Introduction
An application can run an IBM® Transformation Extender map on a web server either synchronously or asynchronously. Use synchronous processing to run a map that must complete before it returns a response to the calling application. When you run a map asynchronously, the API returns URLs that an application can use to check the status of a long-running map and to retrieve output data and audit and trace logs when the map completes.
Running a map asynchronously requires a Redis server in addition to the web server. See the product release notes for details.
The servlet that implements the ITX REST APIs can run as a separate process from the web server process, in fenced run mode. Fenced mode ensures that an ITX failure does not affect the web server. Fenced mode is required to run a map asynchronously. In unfenced run mode, the servlet runs within the web server. Run maps in unfenced mode only for demos or during testing; do not use unfenced mode in production.
The HTTP request that invokes a map can pass data to one or more of the map's input cards. The HTTP response can return one or more map outputs. The API call can specify an adapter override that causes the map to receive input from an adapter or write output data to an adapter.

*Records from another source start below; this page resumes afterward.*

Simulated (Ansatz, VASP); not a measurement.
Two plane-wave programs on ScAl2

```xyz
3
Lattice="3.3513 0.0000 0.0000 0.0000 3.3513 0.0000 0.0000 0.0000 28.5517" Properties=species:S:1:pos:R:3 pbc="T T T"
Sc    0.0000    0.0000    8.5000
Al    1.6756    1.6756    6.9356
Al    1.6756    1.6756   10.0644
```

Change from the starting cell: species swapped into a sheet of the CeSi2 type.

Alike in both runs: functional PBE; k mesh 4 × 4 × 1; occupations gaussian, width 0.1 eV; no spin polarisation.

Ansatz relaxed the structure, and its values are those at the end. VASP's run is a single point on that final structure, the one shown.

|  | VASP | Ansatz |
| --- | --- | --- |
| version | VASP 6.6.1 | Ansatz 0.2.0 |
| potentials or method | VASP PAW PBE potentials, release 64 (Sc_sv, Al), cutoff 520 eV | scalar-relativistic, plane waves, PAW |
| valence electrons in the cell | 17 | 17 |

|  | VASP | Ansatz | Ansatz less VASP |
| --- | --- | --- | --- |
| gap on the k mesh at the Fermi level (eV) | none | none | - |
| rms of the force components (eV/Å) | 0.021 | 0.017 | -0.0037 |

In addition, ITX provides a REST API that you can use to catalog maps and generate Swagger documentation for them. An application can run a cataloged map without specifying the URL of the map location or the cards to override, simplifying the web service call. This approach enables maps to be exposed as REST API endpoints without the need for the caller of the API to be aware of any ITX specifics.
The product release notes describe the prerequisites and required configuration to use the REST API and the tutorial.